Widely accepted projections of a shortage of mobile spectrum may not be as dire as many analysts in the mobile and tech sectors are making it out to be, according to a new study.
Projections on the growth of mobile spectrum use in recent years have often overestimated the demand, with a growing use of Wi-Fi to offload mobile data traffic contributing to inaccuracies, according to the paper, released this month by University of Southern California doctoral candidate Aalok Mehta and Goldin Associates managing director J. Armand Musey.
The paper, distributed but not paid for by mobile spectrum auction critic the National Association of Broadcasters, questioned the prevailing assumption in the mobile industry that there's a coming spectrum crunch, with multiple studies by Cisco Systems, Coda Research, the International Telecommunication Union and other analysts predicting a skyrocketing demand for mobile spectrum.
Although a coming spectrum crunch is "now taken almost as a matter of faith among telecommunications experts," many spectrum use predictions have had "persistent errors," the paper said.
"Our findings suggest the mobile industry contains much higher levels of inherent demand uncertainty than is commonly estimated and that business and governments may not be fully factoring it into their policy decisions," the study's authors wrote.
One major problem, the study said, is that government officials have used mobile spectrum use estimates to push for policy changes. The U.S. Federal Communications Commission and White House have both called for a transfer of 500MHz of spectrum to commercial mobile uses in the coming years, with both government entities apparently using mobile spectrum use estimates by Cisco and other analysts, the study said.
"When spectrum demand forecasts are inaccurate, governments may make inappropriate policy decision," the paper said. "Overestimating the growth of mobile network traffic crowds out other types of wireless communication by increasing spectrum scarcity."
For example, the FCC, in its 2010 National Broadband Plan, used estimates by Cisco, Coda and the Yankee Group to predict a need of an additional 500MHz of mobile spectrum by 2020. While mobile traffic has grown every year since then, it has been significantly lower than the demand forecasts, the paper said.
As another example, the FCC predicted mobile traffic growth of 103 percent in 2012, but actual growth was 69 percent, the paper said.
Representatives of Cisco, the ITU and the Yankee Group didn't immediately respond to a request for comments on the study.
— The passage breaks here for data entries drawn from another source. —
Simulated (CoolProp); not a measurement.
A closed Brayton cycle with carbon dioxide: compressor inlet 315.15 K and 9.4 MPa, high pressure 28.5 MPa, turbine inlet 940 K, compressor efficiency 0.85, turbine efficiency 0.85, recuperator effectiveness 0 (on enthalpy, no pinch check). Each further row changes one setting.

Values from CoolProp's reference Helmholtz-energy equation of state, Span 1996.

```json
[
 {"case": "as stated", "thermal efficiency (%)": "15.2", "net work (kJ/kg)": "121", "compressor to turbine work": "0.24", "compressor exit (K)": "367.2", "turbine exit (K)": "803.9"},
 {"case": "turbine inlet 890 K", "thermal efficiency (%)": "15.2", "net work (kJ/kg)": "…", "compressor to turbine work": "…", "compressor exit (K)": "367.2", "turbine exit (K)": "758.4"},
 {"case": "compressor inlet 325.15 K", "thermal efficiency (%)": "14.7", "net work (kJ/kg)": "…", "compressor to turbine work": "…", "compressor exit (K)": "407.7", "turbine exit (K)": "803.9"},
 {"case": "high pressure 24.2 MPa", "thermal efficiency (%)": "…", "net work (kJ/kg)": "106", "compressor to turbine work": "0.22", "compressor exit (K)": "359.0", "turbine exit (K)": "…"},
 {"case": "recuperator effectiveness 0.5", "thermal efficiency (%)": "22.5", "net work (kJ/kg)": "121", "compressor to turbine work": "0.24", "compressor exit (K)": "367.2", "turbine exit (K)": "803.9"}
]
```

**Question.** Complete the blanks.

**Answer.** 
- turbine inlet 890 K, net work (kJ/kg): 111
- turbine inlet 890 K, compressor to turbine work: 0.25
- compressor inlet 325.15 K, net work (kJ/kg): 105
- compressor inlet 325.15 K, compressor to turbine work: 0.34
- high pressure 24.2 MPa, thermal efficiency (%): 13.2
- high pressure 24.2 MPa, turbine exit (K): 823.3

The FCC estimated then that the offload to Wi-Fi and other networks would consistently be about 15 percent of mobile traffic, but it has been above 40 percent since 2012, the paper said.
The NAB, which filed a lawsuit this week challenging the FCC's rules for an upcoming auction of television spectrum, said the study pokes holes in the assumption of an upcoming spectrum crunch.
"No one denies the growth in mobile broadband," said Dennis Wharton, the NAB's executive vice president for communications. "The question is whether there is a crisis, which was the hysteria narrative that led to issuance of the National Broadband Plan and passage of the TV spectrum auction legislation."
The study questioned the objectivity of many of the groups predicting spectrum shortages. "The analysts who create spectrum demand estimates are typically wireless industry veterans who are usually dependent on the industry for their livelihoods," the study said.
The same criticism could be levied at the NAB for distributing the study, critics said. The study appears to "guess" at mobile usage in 2013, instead of using real-world numbers, said Scott Bergmann, vice president of regulatory affairs at mobile trade group CTIA.
"As every other study by well respected and independent organizations have shown over the last few years, there is a significant increase in consumer demand now for mobile broadband and this will only continue to grow exponentially as long as the U.S. wireless industry has access to more spectrum," Bergmann said by email. "This latest from NAB is a tired and disproven distraction."